Shareholder Fight Threatens Mandriva SA 193
LinuxScribe writes "A shareholder fight (French [Google translation]) has put one of the oldest commercial Linux vendors at risk of shuttering on January 16. If Mandriva can't raise 4 million euro in capital by then, it will have no choice but to cease operations."
Re:It's a damn shame (Score:5, Insightful)
Re:It's a damn shame (Score:5, Insightful)
Mandrake has a tradition of problems, basically since they were Mandrake. Back then, they used to be the more desktop friendly redhat. Being French, they had good i18n support before redhat did, switched to utf early one, provided international packages, and also multimedia. But at that time their community was registered users only, if you didn't have the current version purchased: no soup for you.
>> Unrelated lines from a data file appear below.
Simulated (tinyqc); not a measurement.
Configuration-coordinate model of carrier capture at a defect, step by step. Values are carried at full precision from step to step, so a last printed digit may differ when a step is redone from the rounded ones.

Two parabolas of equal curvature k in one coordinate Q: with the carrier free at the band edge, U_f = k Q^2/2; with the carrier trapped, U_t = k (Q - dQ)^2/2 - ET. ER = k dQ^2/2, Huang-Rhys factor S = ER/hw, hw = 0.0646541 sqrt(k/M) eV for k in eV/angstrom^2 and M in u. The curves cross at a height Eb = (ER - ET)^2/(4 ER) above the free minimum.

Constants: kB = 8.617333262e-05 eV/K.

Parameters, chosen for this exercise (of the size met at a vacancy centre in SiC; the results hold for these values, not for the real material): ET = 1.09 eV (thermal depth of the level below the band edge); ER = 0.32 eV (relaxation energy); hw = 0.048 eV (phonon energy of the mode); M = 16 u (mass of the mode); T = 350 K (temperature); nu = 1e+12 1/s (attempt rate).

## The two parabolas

Mandrake was always reluctant to share documentation. As a result, they cut themselves off from the larger community. Good innovations like a metapackager, that got users out of rpm-dependency hell long before redhat moved in that direction, or also mandrakes system of setting security level never made it back to a wider audience.
Re:Just install the big grand-daddy of them all (Score:1, Insightful)
You realize that as awesome as Debian is, it's initial release was in 1996, whereas Red Hat's was in 1993, right?. Considering Mandrake was originally based off of it, I'd say that if anything's the grand-daddy - it's Red Hat.
Re:Linux vendor? (Score:3, Insightful)
And that's the fundamental flaw of your whole argument. Gnome 2 and KDE 3 are DIFFERENT, but they are DEFINITELY "polished" and very usable, even if you don't PERSONALLY like them. To claim otherwise is such biased claptrap it's sickening.
Re:Linux vendor? (Score:4, Insightful)
And that's the fundamental flaw of your whole argument. Gnome 2 and KDE 3 are DIFFERENT, but they are DEFINITELY "polished" and very usable, even if you don't PERSONALLY like them. To claim otherwise is such biased claptrap it's sickening.
I think you missed his point - successful desktop OS are successful because they just work - Linux is not there yet; and there is very little interest in fixing things that keep that from happening. Linux is very much a hobbyist OS for people who ilk ego tinker - but most computer users don't ant to tinker, or as the OP put it:
Home users don't care about freedom or CLI or DIY they care about "its just works and keeps working and is easy to use"
Ad to that there is no money in making it just work - why should a Dell, for example, turn it into a viable alternative when any competitor can take their work for free? And so Linux languishes on the desktop; and finds its niche in areas where companies can make money.
I'd add to his argument that there is no "killer app" for Linux that makes switching from WIN/OSX necessary. Much of the effort goes to building free "me too" apps to replicate apps on those platforms., and in many cases those same me too apps are available for them, so why bother switching?
Re:hahahahahahah (Score:4, Insightful)
Correlation, causation, etc. When exactly did the Ubuntu project contribute to X.org?
The reason you don't have to spend 20 hours fucking with X configuration files is because the X project improved, not because of Ubuntu.
Re:Dilution sucks! (Score:3, Insightful)
No, because your original 50 cents investment entitled you to 50% of the company at the time it was made. If the rest of the shareholders hold sufficient power to override your will and accept more investment, your percentage of ownership will drop (and your investment stays valued at 50 cents). To do it otherwise would make it impossible for companies to rise more capital after the initial forming, because what would the new shares be backed by?
No. Your entitlement is limited to the shares you hold. These may represent 50%, 25% or even 1% ownership of the company at various times. This dilution of ownership is no more stealing than other companies taking market share from yours is, but rather a normal part of how the stock system works. Calling it stealing means that either you didn't bother making sufficient research before investing, and have no one but yourself to blame, or did, invested anyway, and are now whining because you didn't think the rules would really apply to you.
What's happening is that partial ownership of the company is being sold to a new investor in exchange for capital through a majority decision, which might not suite all old shareholders; however, that's the price they pay for being mere partial rather than sole owners.